The fire that tore through the building on Sunday gave the owners no choice but to condemn at least part of the structure, built in 1926 on Main Street. As of this writing, it’s undetermined whether any of the rest can be saved.
And that’s a shame.
The building, considered an example of the Tudor style, is permanently etched in the ongoing life of Mount Prospect. In recent years, it has been home to a hugely popular bakery, a Japanese restaurant and the Chamber of Commerce; in an earlier incarnation, it housed the post office, Otto H. Landeck Men’s Shop, the National Tea Co. and Meeske Market, for 59 years the place to go for meat and German delicacies.
We have emotional connections to these edifices, partly because in a suburban landscape often populated by the same grocers, the same tire shops, the same fast-food restaurants, the same retailers, they remain stubbornly unique.

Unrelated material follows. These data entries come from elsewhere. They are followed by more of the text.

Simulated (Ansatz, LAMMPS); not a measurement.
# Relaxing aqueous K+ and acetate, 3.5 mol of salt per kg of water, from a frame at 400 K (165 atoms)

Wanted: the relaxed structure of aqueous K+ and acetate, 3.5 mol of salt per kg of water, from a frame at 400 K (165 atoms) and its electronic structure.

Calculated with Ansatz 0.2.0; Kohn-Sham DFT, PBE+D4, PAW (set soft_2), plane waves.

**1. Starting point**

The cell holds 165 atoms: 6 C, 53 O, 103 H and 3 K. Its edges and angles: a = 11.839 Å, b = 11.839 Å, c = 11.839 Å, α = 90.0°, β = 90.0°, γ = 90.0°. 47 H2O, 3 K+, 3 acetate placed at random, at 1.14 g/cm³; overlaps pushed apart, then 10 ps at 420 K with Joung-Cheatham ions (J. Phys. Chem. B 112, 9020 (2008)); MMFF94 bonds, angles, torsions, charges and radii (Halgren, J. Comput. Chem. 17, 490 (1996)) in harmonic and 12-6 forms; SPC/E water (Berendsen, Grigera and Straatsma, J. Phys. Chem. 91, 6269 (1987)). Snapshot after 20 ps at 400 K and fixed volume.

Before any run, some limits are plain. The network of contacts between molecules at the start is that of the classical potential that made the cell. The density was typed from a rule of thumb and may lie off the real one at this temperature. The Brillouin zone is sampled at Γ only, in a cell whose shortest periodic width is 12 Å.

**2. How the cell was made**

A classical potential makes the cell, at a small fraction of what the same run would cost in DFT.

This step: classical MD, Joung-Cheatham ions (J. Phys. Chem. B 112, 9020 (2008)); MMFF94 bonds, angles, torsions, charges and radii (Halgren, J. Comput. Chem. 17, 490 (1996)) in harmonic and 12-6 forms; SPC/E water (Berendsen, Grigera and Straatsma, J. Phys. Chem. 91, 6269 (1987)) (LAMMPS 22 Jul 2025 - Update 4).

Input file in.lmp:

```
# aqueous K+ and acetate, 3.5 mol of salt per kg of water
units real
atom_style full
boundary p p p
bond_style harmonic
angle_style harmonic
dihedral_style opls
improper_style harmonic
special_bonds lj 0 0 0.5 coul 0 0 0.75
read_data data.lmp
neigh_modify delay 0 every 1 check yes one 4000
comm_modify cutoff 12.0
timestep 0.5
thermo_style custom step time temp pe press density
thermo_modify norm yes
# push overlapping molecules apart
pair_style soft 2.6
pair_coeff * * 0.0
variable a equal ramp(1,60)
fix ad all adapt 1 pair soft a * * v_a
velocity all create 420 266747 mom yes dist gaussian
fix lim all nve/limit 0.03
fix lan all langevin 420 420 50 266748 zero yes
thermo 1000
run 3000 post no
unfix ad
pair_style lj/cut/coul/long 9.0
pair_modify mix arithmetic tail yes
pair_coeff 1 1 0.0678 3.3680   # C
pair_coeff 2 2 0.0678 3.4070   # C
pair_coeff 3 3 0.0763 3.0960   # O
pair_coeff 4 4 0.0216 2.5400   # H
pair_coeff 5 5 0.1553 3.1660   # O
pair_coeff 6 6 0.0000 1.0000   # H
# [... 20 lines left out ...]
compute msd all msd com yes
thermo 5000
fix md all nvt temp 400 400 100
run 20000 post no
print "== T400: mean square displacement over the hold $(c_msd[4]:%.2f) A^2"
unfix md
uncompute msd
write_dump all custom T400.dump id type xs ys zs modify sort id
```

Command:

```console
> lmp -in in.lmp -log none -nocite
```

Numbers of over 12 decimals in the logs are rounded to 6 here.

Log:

There is only one Des Plaines Theater, with its beautiful aqua-green terra cotta on the facade and inside, scrawled signatures of vaudevillians who passed through; only one St. Peter & Paul Church in Naperville, with its iconic bell tower; only one Third Street courthouse in Geneva, designed by Edbrooke & Burnham and decorated with Edward Holslag’s murals.
Old buildings are all about the people who built them, used them and passed through them. Stuff happened there. Important stuff. Fun stuff. Memorable stuff.
Often they possess an air of mystery, because some of those stories are now only shadows.
They mirror the changes in their communities. When the Meeskes could no longer compete with big food chains and Mount Prospect’s German population assimilated, the market went out of business and the Central Continental Bakery moved in.
It’s the cycle of life, only in brick, mortar and terra cotta.
But these old structures, when kept up and viable, mean more to a community than just a connection to the past. Old buildings, especially in suburban downtowns, have great economic advantages.
They are good incubators of small business, since their rents are often more affordable than those at new construction.
Historic buildings help prevent sprawl, by saving money and land.
Their charm can promote further development, especially because an infrastructure is already in place — utilities as well as transportation.
With the Busse Building, a unique piece of history and architecture is lost to Mount Prospect. At least it had a good run.